7. WORLD TRADE CENTER (dir. Oliver Stone)
*** out of ****

Oh wow, I'm not sure what to say about this movie. It floored me. That I should get out of the way. I wept in the theater, I wept on my way home and if I think about the wrong scene as I'm typing here, I might break down over the keyboard. But I can also say firmly that Oliver Stone's film deserves only a small part of the credit for this reaction. As a film, WORLD TRADE CENTER manages a handful of impressive ideas, but it ties itself so closely to a format clearly designed to honor its subject without asking unsettling questions that it never really gives us any exceptional moments. It is raw, and perhaps most impressively, it uses our knowledge of the events of September 11, 2001 to establish seemingly-undirected foreshadowing; what I mean is, we don't get set-ups or visual cues to impending disaster - no "this thing's gonna collapse!" lines - but instead we are forced to watch the characters behave with absolute innocence, and that is, quite deliberately, the film's most horrible aspect. But once the Towers fall, we're left with a rescue story. That's it. We see our lost policemen in the dark, talking about each others' families, struggling to stay alive; we intercut these dark scenes with mourning wives and mothers, people waiting by telephones, rescue workers frantically searching for one thing or another they have to get right this second...but we know they will. It's not a question, there's no doubt - just as we knew the World Trade Center would get hit, that the buildings would collapse, that it was a deliberate act of international terrorism. The result is a film that teeters on individual relevance - Maggie Gylenhal's performance is a beautiful study of how to grieve for someone you don't know is dead, Nicholas Cage's reliance on his wife to stay awake and alive in the rubble is half-realized as more than a cliche - but in the end, WORLD TRADE CENTER settles for playing on the pre-existing relevance of its topic rather than its own artistic efforts. The result is a film that moves you deeply not by opening your eyes to something you haven't seen but to something you have - and have wanted to close them to ever since. Whether or not that's admirable is up for debate, but if the question is whether or not it works; for better or worse, it does.

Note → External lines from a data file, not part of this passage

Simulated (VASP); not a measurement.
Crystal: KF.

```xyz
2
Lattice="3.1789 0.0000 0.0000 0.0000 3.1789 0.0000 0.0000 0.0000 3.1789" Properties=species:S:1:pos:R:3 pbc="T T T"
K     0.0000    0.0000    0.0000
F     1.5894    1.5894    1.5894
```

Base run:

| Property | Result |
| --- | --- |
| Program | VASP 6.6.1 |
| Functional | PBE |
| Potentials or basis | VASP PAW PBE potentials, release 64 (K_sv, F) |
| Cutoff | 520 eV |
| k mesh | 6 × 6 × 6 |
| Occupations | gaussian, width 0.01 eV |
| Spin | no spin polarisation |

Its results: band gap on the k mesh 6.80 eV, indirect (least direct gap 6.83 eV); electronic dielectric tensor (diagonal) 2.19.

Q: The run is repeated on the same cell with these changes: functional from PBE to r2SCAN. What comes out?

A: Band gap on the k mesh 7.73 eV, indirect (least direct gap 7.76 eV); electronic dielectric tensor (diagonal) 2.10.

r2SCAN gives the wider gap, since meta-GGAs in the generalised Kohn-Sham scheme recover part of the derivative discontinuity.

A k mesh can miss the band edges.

6. PRAIRIE HOME COMPANION (dir. Robert Altman)
*** out of ****

This is a simpler review. Altman's PRAIRIE HOME COMPANION is exactly what it seems to be at first glance: a charmingly simple film wrapped around the last night of a semi-fictitious radio show. What's so beautiful about this set-up comes from that appeal: the ease of Altman's script, written in part by Prairie Home mainstay, Garrison Keilor, both teases out the artifice of Keilor's radio show's "old-timey" affectation and imbues it with a much more sincere warmth. At the film's end, it's not so much that we want Tommy Lee Jones's "Axe Man" to be stopped from cancelling the show as it is that we hope he changes his mind; for all the silliness of the songs and jokes and biscuit advertisements Companion plays, its the show's community that wins our hearts - and we sincerely hope it will win his in the end, too. Of course, such a premise is right down the fairway for Altman, whose notoriety as an "ensemble director" is well known. I've wondered before (and I am wondering now) if this play on community that PRAIRIE HOME COMPANION focuses so much on is a wink to those of us in the audience who wonder if Altman is capable of doing anything else - maybe a show about an ensemble makes singular what his movies so often make plural, not unlike putting enough fish together leaves you, in the end, with a school - but then again, that man is aaawwfully crafty, and if nostalgia has taught me anything, it's that old men always have a trick (or a false set of dentures) in their pockets for any kids who spend too much time nosing about. To that extent, I'll be happy with what he has left us: a fine, sweet film about pretty downright nice people, mixed with juust enough metaphorical (and allegorical) whispering to keep your brain working on the drive home - and of course, if we're in the Midwest, that could be a long trip indeed.


THE "MID-YEAR" TOP TEN, #5 - #1 COMING SOON.

3 comments:

Anonymous said...

test comment - mom

brd said...

Well, I think you make me want to see World Trade Center (which I didn't want to see and I'm still not sure I could stand seeing) and Prairie Home Companion (which I didn't want to see because I listened to that radio show faithfully from beginning to end already) and not want to see Scanner Darkly (which I did want to see.) Does that mean you succeeded or failed?

Kenneth M. Camacho said...

hmmm...tough to say - glad to see you're willing to check out PHC - it was just so, well, GOOD - but Darkly...you can live without it, I'd say. So, you're picking the right stuff.